The Kindergarten Classroom curriculum is for children ages 5.
During the Kindergarten year, the child can work with these materials in more depth, assume leadership in the classroom and establish critical learning habits.
Hours for Kindergarten Full Day classes are 8 AM – 2:30 PM.
Extended day is available from 7 AM – 6 PM.
Every year thousands of Montessori parents whose children are about to move up to kindergarten face a common dilemma: do they allow their children remain in a Montessori environment or do they transfer their children to a more traditional kindergarten program. Although there are plenty of issues that factor into this important decision, most Montessori administrators, educators, and parents will agree that perhaps the most compelling factor for most parents has to do with basic economics.
Although each family must make this decision on their own, we offer a number of thoughts which should be considered before transferring a child in the kindergarten year.
- In Montessori schools, learning is not focused on rote drill and memorization. Our goal is to develop students who really understand their schoolwork.
- Montessori students learn through hands-on experience, investigation, and research. They become actively engaged in their studies, rather than passively waiting to be spoon-fed.
- Montessori is consciously designed to recognize and address different learning styles, helping students learn to study most effectively.
- Montessori challenges and sets high expectations for all students, not only a special few.
- Montessori students develop self-discipline and an internal sense of purpose and motivation.
- In art, he/she will learn about artists, art styles, techniques and mediums, rather than learn the basic colors.
- The Primary Montessori curriculum is much more sophisticated than that found in most kindergartens.
- Montessori math is based on the European tradition of unified mathematics. Montessori introduces young children to basic geometry and other sophisticated concepts as early as kindergarten.
- In many Montessori schools, five-year olds are beginning to read the Junior Great Books; kindergartners in other schools may be learning to recognize letters and numbers.
- Five-year olds have a real sense of leadership in their classroom community.
- Your child has waited for two years to be one of the five-year-old leaders of his/her class. The kindergartners are looked up to as role models for the younger students, and most children eagerly await their opportunity to play this role.
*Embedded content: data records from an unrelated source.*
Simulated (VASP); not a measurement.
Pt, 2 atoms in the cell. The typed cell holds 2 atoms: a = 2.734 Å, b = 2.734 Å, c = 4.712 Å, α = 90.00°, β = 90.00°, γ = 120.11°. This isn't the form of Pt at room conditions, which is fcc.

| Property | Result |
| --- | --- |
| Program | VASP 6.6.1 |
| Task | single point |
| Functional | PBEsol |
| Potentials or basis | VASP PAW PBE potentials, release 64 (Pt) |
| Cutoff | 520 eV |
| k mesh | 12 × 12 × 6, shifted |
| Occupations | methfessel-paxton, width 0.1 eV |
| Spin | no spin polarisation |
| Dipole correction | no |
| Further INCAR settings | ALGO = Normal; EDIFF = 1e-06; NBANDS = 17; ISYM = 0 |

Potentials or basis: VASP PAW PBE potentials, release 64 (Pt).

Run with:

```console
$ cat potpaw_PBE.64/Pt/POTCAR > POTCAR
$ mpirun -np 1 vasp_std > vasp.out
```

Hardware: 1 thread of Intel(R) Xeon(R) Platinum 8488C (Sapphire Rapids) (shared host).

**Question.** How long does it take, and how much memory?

- In Montessori, your child can continue to progress at her own pace. In traditional kindergarten, she will have to wait while the other children begin to catch up.
- Even in kindergarten, Montessori children are studying cultural geography and beginning to grow into global citizens.
- In Montessori, five-year olds work with intriguing learning materials, like the Trinomial Cube instead of coloring books and insipid basal readers.
- With the Land and Water Forms, he/she will learn about lakes, islands, isthmuses, straits, capes, archipelagos, peninsulas, and other geological forms, rather than circles, squares, and rectangles.
Please click here for an overview of the Kindergarten Curriculum.
Please click here for the Kindergarten Year in Montessori.
If you still have any doubt, spend a morning observing in your child’s class and compare it with a morning in a kindergarten class in the other school you are considering. Sit quietly and take mental notes. The differences may be subtle, but most likely they will be significant. Then project your child into the future and ask yourself how the positive differences you observed in the Montessori classroom might help shape your child to become the teenager, and later the adult, you envisioned for your child’s future.